Recreational Mathematics

Answering a question on quora.com: Can I do math as a hobby?


Yes, by all means! While you may think that doing math means boring computations, nothing could be farther from the truth. There is a whole field called recreational mathematics—no, that is not an oxymoron. True, higher mathematics usually requires years of study just to be able to understand the questions. That is not the case in recreational mathematics.

Recreational mathematics are puzzles and games, pure and simple. They are fun and entertaining, but there are mathematical ideas, sometimes quite deep ones, behind them. The key criteria is approachability. Recreational mathematics problems are accessible. Like with any game, there are a few usually simple rules. Within the context of the rules there is a rich number of relationships and discoveries to be found. A lot of good puzzles are geometrical in nature: tangrams, origami, soma cubes, a Rubic’s cube—the list is long. There are logic puzzles, codes and cyphers, and cellular automata such as Conway’s Game of Life.

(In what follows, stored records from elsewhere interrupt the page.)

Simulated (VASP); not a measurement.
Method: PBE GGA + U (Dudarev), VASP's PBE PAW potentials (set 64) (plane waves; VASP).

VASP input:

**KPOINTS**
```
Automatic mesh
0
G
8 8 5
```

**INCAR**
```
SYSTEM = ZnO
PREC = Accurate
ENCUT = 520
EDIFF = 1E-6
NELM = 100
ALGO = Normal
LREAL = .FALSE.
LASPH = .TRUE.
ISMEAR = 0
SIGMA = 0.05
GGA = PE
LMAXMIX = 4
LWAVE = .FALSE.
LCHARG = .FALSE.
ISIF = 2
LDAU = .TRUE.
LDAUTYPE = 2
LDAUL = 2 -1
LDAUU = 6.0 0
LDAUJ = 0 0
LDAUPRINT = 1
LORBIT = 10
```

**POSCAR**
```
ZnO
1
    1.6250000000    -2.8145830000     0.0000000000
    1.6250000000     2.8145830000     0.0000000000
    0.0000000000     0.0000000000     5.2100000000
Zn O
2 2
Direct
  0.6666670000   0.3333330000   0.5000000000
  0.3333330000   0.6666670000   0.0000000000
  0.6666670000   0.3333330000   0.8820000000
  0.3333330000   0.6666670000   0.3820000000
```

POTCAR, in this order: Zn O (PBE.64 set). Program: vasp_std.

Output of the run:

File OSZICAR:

A good place to start is with the writer Martin Gardner. Gardner wrote a monthly column on recreational mathematics for Scientific American for a number of years. His columns were collected in a number of books.

Yes, computations are boring, but they are just the tiniest piece of the fascinating field of mathematics. As a retired mathematics professor, I am naturally biased. However, it you take the time to look into it, I think you will find something fascinating to play with. Yes, recreation!